School choice provides an incentive to do better
Vouchers, where school tax dollars follow the student wherever he or she may decide to go, are a great way to give students a choice and it provides an incentive for public schools to improve through the simple, but very effective, process of competition. Although school choice is growing fast in many states, PA has been slow to adopt the idea because our Democrat governor and Democrat controlled house refuse to support it.
If students and their parents want something better than what the local public school is offering, there are more and more options becoming available every day. Public schools should welcome the chance to prove their worth by offering an excellent product, but they seem locked into an era long past, the time when public schools were huge, student populations were growing and there were no other options. It was one size fits all. These days, in those locations where parents have options, many vote with their feet. In Florida, where school choice has become very successful, some public schools may even close because the students have chosen to go elsewhere.
There are many education alternatives in Pennsylvania:
Pennsylvania Coalition of Public Charter Schools
PA Cyber Charter Schools
Pennsylvania private schools
Christian Schools in Pennsylvania
Home school resources in Pennsylvania
The links above are just a place to start. Many of those links lead to a list of many more related links. If you are interested you can easily find more resources on your own and talking to parents in the area whose children are enrolled in one of these alternatives to regular public schools will yield a wealth of information and encouragement.
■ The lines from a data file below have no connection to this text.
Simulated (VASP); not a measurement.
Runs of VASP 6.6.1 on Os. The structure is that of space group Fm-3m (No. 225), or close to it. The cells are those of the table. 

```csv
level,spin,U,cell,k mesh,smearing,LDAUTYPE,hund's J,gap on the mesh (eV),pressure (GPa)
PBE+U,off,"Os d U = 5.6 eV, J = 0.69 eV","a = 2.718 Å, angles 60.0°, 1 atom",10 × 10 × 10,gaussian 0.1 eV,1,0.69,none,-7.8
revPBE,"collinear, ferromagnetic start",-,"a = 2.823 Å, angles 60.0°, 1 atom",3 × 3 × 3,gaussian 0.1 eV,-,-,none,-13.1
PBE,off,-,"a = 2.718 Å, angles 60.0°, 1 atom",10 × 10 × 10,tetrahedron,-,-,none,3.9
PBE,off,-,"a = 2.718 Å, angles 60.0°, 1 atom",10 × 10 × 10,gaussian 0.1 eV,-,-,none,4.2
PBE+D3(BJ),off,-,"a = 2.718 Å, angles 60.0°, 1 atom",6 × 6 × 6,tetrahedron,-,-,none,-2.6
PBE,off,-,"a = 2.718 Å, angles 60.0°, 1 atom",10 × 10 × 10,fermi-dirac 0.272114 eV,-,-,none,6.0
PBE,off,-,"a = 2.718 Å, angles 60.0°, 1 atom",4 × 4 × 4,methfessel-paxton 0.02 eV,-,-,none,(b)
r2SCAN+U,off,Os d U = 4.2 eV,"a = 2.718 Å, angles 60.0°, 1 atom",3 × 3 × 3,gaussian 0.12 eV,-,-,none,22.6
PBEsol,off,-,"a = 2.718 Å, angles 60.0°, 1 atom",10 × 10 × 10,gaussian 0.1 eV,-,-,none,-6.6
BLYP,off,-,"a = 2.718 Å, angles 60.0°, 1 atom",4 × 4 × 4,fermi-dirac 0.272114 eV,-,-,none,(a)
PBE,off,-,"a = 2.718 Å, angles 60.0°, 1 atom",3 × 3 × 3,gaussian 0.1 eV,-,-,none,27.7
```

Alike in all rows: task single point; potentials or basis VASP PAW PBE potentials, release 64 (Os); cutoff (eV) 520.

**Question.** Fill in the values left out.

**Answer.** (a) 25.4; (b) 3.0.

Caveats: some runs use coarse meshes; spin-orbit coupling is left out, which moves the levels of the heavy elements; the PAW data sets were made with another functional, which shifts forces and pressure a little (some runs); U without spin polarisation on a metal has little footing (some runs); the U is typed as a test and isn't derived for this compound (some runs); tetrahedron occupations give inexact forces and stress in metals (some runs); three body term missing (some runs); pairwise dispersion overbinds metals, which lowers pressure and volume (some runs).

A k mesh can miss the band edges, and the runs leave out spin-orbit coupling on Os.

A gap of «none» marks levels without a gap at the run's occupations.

If you think the public schools are doing a great job and spending your money wisely, you don’t have to do anything, but if you believe there are more important things for schools to focus on than artificial turf, you might be ready to look at one of the alternatives. Not every option is right for everyone, but there’s a good chance one of them might be right for you and there’s no reason not to check them out. You might also ask your state legislators to establish school vouchers for real school choice, so parents will have more and better options for their children.
See also:
The Parent Revolution A book by America’s most prominent and influential advocate of school choice
Jim Konzel says
The NFL is moving away from artificial turf due to the high injury rate to players. Why is NESD moving towards it, and raising taxes?!?
Joan Bubna says
If we could supply great football players every year I might agree but I don’t see that happening and with our economy I don’t think this is the time how many of the students have parents that are school taxpayers
Ted Jones says
This has been the blame for the last few years. Between the State not having their budget done prior to School Districts being forced to have their budgets complete, blaming it on parents finding alternatives are at fault for endless increased taxes.
As one former school board member stated…be prepared to have your taxes raised for the foreseeable future if the district continues to loose students to alternative education.
As long as the district can legally raise your taxes without a say from the people they have shown that’s exactly what they are going to do and there is nothing we can do about it!
Paul Crowe says
That’s the result of Pennsylvania’s Act 1, signed into law by Governor Ed Rendell (D) in 2006. It needs to be changed. It was sold to the voters as property tax relief, but it gives school districts a lot of room to raise your taxes.
America First says
People need to contact. Mr. Banta our State Rep and demand Act One is repealed. As long as it’s in place there are no guard rails keeping school districts in line.
Thomas J Buckel says
North East School district should not be putting in turf that usually has kids twist their joints and ligaments for football unless they are going to buy kids shoes that work better on the turf to help the dangers of twists. Was different years ago when mercyhurst college was going to help pay for and use for college sports also
Lorraine Haibach says
If people use alternative schools you still will pay school taxes for public schools. I am very much against the raise of the school tax. I am on a fixed income. The artificial turf is a concern also.
Paul Crowe says
Alternative schools are the first part of school choice. The other part is school vouchers which use tax dollars to fund the student, not the system. A student gets a voucher that can be used at any school to pay tuition, so if they choose an alternative, the traditional school they are leaving doesn’t get your tax dollars anyway, forcing the parents to pay twice. That’s where the real competition comes in. The fact that alternatives exist now without vouchers is an indication of how much parents and students want a change. Traditional school systems resist vouchers because they believe many more will leave if given the opportunity to apply their tax dollars elsewhere.
See also: American Federation for Children a voucher advocacy group
Concerned Citizen says
Not only are families exploring different education pathways but TEACHERS are too! We have lost too many good teachers and staff the past few years to neighboring districts…why ?!? There is something going on here in NE and it’s hard to “put a finger on it”. Teachers don’t feel valued so they too are embracing “school choice”. Not sure how to get this ship turned around. Without quality teachers we will be sunk.